ARTS / CULTURE & LEISURE
850-year-old city wall unveiled in Beijing, moat found for first time
Published: Jan 14, 2021 02:25 AM

The Jin city wall ruins Photo: Li Hao/GT


The cultural heritage authorities in Beijing on Wednesday showcased the latest findings in the archaeological excavation of a city wall section from the Jin Dynasty (1115 -1234).

The architectural excavation site, located in Fengtai district of southwestern Beijing, has unearthed a 60-meter section of city wall ruins, including a 66-meter-wide moat, defense structures of the wall and some bricks and china chips from renowned Ding and Jun kilns. It is the first time that archaeologists have found a Jin moat in Beijing.

The excavation made clear the position relationship between city walls, the moat and streets inside the city, the Global Times learned.
Some tombs from the Tang and Liao dynasties were also found under the wall.

Beijing, which used to be called Zhongdu, was set as the capital of the Jin kingdom in 1153. This was the first time that Beijing was the capital of a Chinese kingdom. Zhongdu was the Jin’s capital for 62 years.

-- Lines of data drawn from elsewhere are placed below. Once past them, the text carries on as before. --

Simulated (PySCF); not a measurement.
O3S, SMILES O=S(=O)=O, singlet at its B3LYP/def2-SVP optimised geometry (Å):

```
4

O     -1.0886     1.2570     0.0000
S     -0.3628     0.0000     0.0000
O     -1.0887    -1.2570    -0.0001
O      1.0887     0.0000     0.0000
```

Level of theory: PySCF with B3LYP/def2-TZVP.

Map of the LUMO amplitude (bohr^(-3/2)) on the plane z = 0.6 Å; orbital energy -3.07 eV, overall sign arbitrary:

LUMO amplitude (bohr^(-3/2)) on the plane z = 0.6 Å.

The remains of the Jin moat in Beijing Photo: Li Hao/GT


The city wall was abandoned at the end of the Yuan Dynasty or the beginning of the Ming Dynasty in the 14th Century, Ding Lina, a research fellow at the Beijing Municipal Administration of Cultural Heritage, told the Global Times.

According to Ding, the biggest difficulty in the excavation is damage from residents’ daily life. “Locals took earth from the heritage site and dumped rubbish there,” she said.

Located beside the new Lize Financial Business District of Beijing, the Zhongdu city wall is set to be developed into a park in the future. The construction will start in 2022.